I’m envious because you have so much ahead of you. The decisions you make now will send you on a trajectory that will affect everything, maybe even change world. So I’m not going to preach to you tonight. I’m just going to talk, to give you some advice.

There’s a lot you don’t know, because most of what you need to know in life, you can’t really learn in school. Only life can teach it to you, and it takes years to learn it. I certainly can’t cover it in the next few minutes. The best I can do is crack the door and shine a little light through. But since I’m in charge of postponing your diploma about 15 more minutes, I’m going to try to make it worth the wait.

There’s something I wish someone had told me when I was where you are, and it’s something I can sum up in one sentence: It’s not about doing, it’s about BEING. We live in a culture of functionalism. I had to unlearn this pervasive idea that “you are what you do.” It’s an idea that is exhaled by our culture and we take it in like oxygen. We hold these truths to be self-evident: You get what you pay for. Success is everything. Work is what you do for money, and that’s what counts. You are what you do. Listen to some adults sometime who are meeting each other. It doesn’t take long for them to ask the question, “so … what do you do?”

In life, it’s as important to “unlearn” as to learn. I had to unlearn three things that helped me to unlearn that one big thing.

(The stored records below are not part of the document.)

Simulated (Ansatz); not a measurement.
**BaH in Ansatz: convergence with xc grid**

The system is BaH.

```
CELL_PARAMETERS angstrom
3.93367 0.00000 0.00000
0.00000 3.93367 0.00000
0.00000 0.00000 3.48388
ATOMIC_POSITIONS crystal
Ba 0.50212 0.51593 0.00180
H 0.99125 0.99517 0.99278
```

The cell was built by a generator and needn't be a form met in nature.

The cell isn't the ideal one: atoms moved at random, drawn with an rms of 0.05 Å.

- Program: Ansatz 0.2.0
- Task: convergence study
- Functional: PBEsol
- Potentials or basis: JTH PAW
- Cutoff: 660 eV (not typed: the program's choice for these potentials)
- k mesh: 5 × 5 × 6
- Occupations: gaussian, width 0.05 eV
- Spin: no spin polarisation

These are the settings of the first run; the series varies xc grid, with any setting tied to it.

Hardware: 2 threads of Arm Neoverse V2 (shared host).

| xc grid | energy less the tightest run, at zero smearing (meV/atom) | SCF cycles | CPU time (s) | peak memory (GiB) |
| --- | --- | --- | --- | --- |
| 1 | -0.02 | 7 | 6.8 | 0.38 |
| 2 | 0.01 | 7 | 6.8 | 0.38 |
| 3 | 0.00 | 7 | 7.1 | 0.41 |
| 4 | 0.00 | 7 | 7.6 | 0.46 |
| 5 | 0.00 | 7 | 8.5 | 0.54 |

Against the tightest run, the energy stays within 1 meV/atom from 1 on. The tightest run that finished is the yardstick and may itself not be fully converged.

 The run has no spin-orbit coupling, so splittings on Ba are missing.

“Unlearning Number One” is that it’s not enough to ask what you are good at. Asking what you are good at can lead you down the wrong road, because you are looking for other people to tell you what you are good at. You are basing life on what you get applause for, and in turn what you are supposed to be doing. You are basing your identity on affirmation, approval, and comparison.

I’ve always struggled with “Unlearning Number One” because I’m good at music. I love music, but I’m called to be pastor. I can vividly remember calling my Dad on the phone, and he’s a pastor! When I told him I wanted to be a pastor, he said “Awww …” What do you mean, “aw?” I said. “We need good musicians.” He gave me gift, actually, because from then on I realized I was not doing what called to do to please anybody. What we get the most attention for, what we seem to be good at is not necessarily the gift God has given you for the transformation of world. It’s about who God wants you to BE, not what wants you to do.

“Unlearning Number Two” is that it’s not enough to ask what will make you successful.
Our culture values achievement, accomplishment, climbing the ladder, and getting recognition. But the Bible is clear that success is not the point. Finding your gift and sharing it joyfully, and trusting God for the rest? That’s the point. You can drive yourself crazy, and still never be successful enough. Success is highly overrated, and it has a price.

Nobody ever dies and on their deathbed says, “you know, I wish I had spent more hours at work.” Go ahead and decide right now. Life is about who God wants you to BE, not what God wants you to do.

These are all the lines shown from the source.